Geneve
Geneve is a data generation tool, its name stands for GENerate EVEnts.
To better understand its basics, consider the Elastic Security's
detection engine.
It regularly searches one or more indices for suspicious events, when a
match is found it creates an alert. To do so it needs detection rules
which define what a suspicious event looks like.
The original goal of Geneve is then summarized by:
Given a detection rule, generate source events that would trigger an alert creation.
It does so by analyzing the rule, building an abstract syntax tree of the
enclosed query and translating it to an intermediate language that is used
for generating documents (= events) over and over.
What became obvious over time is that the query at the heart of each rule
is actually a powerful way to drive the documents generation that goes
well beyond the alerts triggering.
Additionally, one thing is generating garbage data that satisfies a rule
and another is generating realistic data that can be analyzed with Kibana,
which is an implicit goal of the tool.
This last is a quite harder nut to crack than the original goal and is
currently under development.
If you want to try it, read Getting started.
Status
Data modeling
The rules/queries parsing, AST creation and IR generation are quite
developed and rigorously tested by the CI/CD pipelines. The generated
events are good enough to trigger many of the expected alerts on various
versions of the stack, from 8.2.0 to 8.6.0, but the work is necessarily
incomplete albeit as correct as possible.

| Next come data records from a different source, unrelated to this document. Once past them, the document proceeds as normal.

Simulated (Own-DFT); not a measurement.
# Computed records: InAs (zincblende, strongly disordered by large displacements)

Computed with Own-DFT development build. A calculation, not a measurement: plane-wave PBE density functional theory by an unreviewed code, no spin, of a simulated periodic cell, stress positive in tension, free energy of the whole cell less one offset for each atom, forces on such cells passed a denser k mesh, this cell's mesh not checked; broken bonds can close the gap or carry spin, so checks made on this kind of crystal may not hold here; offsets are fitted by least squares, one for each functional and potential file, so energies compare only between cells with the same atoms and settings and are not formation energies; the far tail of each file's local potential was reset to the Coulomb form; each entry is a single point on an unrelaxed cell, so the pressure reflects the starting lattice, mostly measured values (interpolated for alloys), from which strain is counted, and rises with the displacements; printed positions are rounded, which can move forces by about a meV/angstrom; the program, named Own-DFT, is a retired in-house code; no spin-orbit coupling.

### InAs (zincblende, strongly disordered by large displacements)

The detection rules set used for the tests is separately loaded into
Geneve and is currently locked to version 8.2.0 (718 rules in total). Next
step is to use the rules preloaded in the Kibana under test
(https://github.com/elastic/geneve/issues/125).
Kind of issues observed in this area:
- skipped rules due to unimplemented rule type (ie. threshold) or query
language (ie. lucene).
73 rules.
- generation errors due to unimplemented query language features or
improvements needed in what is already implemented.
80 rules.
- incorrect generation, the expected alerts are actually not created.
5 rules.
The first two points are detailed in the
Documents generation from detection rules
test report, the last is in the
Alerts generation from detection rules one.
Number of rules for which correct data is generated and alerts are created: 560.
Data realism
Allowing the user to "click through" requires that generated data exploits
the relations that Kibana is made to observe. Having relations implies
having also the entities that such relations connect together, entities
that need to be consistent in the whole generation batch.
The problem is being understood more and more, parts of its solution are
already implemented others are still sketched.
User interface
Geneve is composed of a Python module and a REST API server that exposes
it. The Python API is quite simple and stable, the REST API instead has
raw edges and needs proper simplification.